We arrived at Wahibi Sands with a few hours of light left. Our bus couldn't make it through the dunes, obviously, so we climbed into the 4 x 4 trucks which were powerful enough to make it up the dunes with enough momentum and skill. The kids unloaded their things into their tents/huts and came to the main tent to write in their journals. Bretta lead them through a mini poetry unit based on what they've seen so far. We were purposely trying to keep them out of the sun and doing something relaxed so they wouldn't exhaust themselves. After the journal writing and a few games we let the loose in the desert. We had some foot-races and did some flips down the dunes, went sandboarding and played some soccer. After getting very sandy and tired, we headed for the main tent for our dinner. That night we tried to start a Yahtzee tournament, but the kids were surprisingly tired (thankfully!) and went to bed around 9:30 or 10.
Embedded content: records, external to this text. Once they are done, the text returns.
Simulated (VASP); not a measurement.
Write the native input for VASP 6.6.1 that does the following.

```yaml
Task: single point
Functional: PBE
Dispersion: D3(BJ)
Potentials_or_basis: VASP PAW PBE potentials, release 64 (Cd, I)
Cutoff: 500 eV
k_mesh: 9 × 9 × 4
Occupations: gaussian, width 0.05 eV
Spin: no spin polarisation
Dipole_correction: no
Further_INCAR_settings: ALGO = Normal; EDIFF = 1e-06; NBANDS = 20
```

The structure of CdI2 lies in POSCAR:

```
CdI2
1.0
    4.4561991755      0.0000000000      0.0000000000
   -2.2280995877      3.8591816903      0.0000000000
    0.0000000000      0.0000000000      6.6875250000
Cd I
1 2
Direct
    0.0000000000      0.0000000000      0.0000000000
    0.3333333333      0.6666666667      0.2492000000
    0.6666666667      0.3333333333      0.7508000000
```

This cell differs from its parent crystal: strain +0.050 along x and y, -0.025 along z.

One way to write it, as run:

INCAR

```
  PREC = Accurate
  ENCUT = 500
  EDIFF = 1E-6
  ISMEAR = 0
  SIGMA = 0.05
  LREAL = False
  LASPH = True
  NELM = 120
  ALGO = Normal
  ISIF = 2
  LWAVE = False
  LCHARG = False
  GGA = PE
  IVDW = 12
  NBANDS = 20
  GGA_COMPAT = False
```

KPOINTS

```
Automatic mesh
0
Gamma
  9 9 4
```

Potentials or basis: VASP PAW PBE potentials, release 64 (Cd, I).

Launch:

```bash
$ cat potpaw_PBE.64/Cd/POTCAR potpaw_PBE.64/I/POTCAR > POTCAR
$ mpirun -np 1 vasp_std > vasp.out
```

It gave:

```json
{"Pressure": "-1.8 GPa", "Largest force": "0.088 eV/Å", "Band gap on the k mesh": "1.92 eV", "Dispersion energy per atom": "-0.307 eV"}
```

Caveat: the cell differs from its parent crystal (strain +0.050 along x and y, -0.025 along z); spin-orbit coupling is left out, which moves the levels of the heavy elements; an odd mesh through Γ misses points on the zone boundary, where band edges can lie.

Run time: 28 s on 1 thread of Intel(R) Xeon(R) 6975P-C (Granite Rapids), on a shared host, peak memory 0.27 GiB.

They went to bed early, so they also woke up early. With the rise of the sun. I got out of bed around 6ish to whispering voices trying not to wake up the camp. Bretta woke up from her tent at that time also. I feel like I got a little taste of what it feels like to be parents on Christmas morning when the kids are already staring at the presents waiting for permission to open them. When I stepped out of my tent, the whispering stopped and 4 boys looked at me, one of them ran up to me, and trying to be polite, whispered, "Hey Mr. Manker, do you think we could go sandboarding yet?" We had about an hour and a half until breakfast so we climbed the tallest dune and headed down. Most of the kids ended up falling off the board, which must have been slightly disheartening considering how difficult it was to hike up the dune with a snowboard, but if they were, they didn't show it, they just laughed and wanted to do it again.
After breakfast we went to a Bedouin family's house. Or, better yet, residence. Or, fenced in area with a few huts and a satellite dish (yes, satellite TV has even reached the nomads! I wonder if they've needed to buy an extra camel to carry it to their new spot when they move). It was an amazing experience and the students were both extremely respectful and in awe. They told us what the different jobs for the men and women are for each family/tribe. How to approach a residence, how to sit so you don't show the bottoms of the feat (it wasn't very comfortable for me), how to eat dates and oranges without letting the fruit touch your hands, and we had lots of tea. We also were able to watch the woman there making some crafts.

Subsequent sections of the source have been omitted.